A 1-hectare pool landscape in Härkingen in the canton of Solothurn that serves as a vital spawning ground for endangered toads has been restored and enhanced with the support of the Alpiq Green Fund. The habitat will also benefit several other species that have become rare to the region.

The natterjack toad and midwife toad are rare species, smaller than the common toad, that lay their eggs in warm, shallow pools of water or carry them on their back until they hatch. While many of us may not have seen these toads, the chances are that we’ve heard their song. In the spring, the males sing together at night to attract females. Their calls can be heard over a kilometre away! Sadly, the nocturnal chorus of these ‘boy bands’ is being heard less frequently nowadays. The two species are on the red list in Switzerland and considered critically endangered.
As Peter Jäggi, President of the Härkingen Nature and Bird Protection Association, explains, these toads’ chances of survival depend critically on the presence of suitable bodies of water: “The natterjack toad and the midwife toad are pioneer species, which means that they use newly created, temporary bodies of water as spawning grounds. When these bodies of water dry out, it harms their natural enemies, giving the toads a better chance of survival as their spawn can develop and they can form viable populations.”

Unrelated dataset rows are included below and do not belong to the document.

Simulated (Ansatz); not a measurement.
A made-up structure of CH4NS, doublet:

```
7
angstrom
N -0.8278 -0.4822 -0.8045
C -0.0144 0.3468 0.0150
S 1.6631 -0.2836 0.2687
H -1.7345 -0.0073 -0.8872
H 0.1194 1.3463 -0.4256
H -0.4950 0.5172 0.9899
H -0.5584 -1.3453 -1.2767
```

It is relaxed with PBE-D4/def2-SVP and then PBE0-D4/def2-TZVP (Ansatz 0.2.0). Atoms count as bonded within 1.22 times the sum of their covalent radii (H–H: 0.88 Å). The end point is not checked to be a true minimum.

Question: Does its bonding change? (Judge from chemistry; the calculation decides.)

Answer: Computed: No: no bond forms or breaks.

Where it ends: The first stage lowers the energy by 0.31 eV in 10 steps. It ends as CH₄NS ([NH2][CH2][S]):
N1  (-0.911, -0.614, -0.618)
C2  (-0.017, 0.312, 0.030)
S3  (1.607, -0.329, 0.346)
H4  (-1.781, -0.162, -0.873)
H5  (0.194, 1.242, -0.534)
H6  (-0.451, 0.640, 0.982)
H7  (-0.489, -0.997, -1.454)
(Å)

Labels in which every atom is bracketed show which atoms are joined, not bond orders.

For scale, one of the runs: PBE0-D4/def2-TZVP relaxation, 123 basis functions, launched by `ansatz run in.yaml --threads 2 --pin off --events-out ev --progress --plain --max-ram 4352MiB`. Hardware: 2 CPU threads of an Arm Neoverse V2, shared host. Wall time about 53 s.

Ecological enhancement of landscape

Following the heatwave of summer 2018, the clay-lined pools maintained by the Härkingen Nature and Bird Protection Association were no longer able to hold water and urgently needed to be rehabilitated. A two-year project was launched to build new drainable pools, rehabilitate the existing pools and seal others with pressed sludge. The construction work and the creation of ruderal sites restored the habitat to pioneer status. The pool landscape connects the nearby nature reserves “Ägerten” and the “Gunzger Allmend”. 
An emphasis was placed on using local materials. Stones from the neighbouring gravel pit were used, while material from the neighbouring forest was used to create the deadwood structures. The pools were sealed with clay from the excavation of the new pools or pressed sludge from the neighbouring gravel extraction site.

The Alpiq Green Fund's contribution to preserving ecosystems

This ecological enhancement perfectly matches the objectives of the Alpiq Green Fund, which aims to provide financial support to regional projects aimed at environmental revaluation and improvement measures – particularly with a focus on water-related projects. The Alpiq Green Fund contributed CHF 100,000 towards the total project costs of around CHF 250,000.

For Peter Jäggi, the contribution by the Alpiq Green Fund plays a vital role in protecting ecosystems. “We’re delighted that Alpiq Green Fund has supported us to create these new spawning waters,” he says. “The existence of species like the natterjack and midwife toads is something precious. It’s important that we all work together to ensure their survival.”

When it comes to protecting biodiversity, it’s clear that all the involved stakeholders, including the toads themselves, are singing as one. We look forward to hearing their nighttime chorus for a long time to come.

Benefits for many different species

The project celebrated its completion in mid-May 2024, marked by a celebration involving representatives from the Härkingen Nature and Bird Protection Association, Alpiq, the Swiss Landscape Fund, the Civic Community of Härkingen, Bird Life Switzerland and local sponsors.

Participants were able to see how most of the woody plants at the clay pool landscape have been removed to create sunny habitats and the terrestrial habitat has been upgraded with wood and stone structures.

The enhancement of the site has also enhanced biodiversity in the region by creating a more liveable habitat for grass snakes, common toads, grass frogs, alpine and palmate newts, dragonflies as well as various bird species such as the red-backed shrike.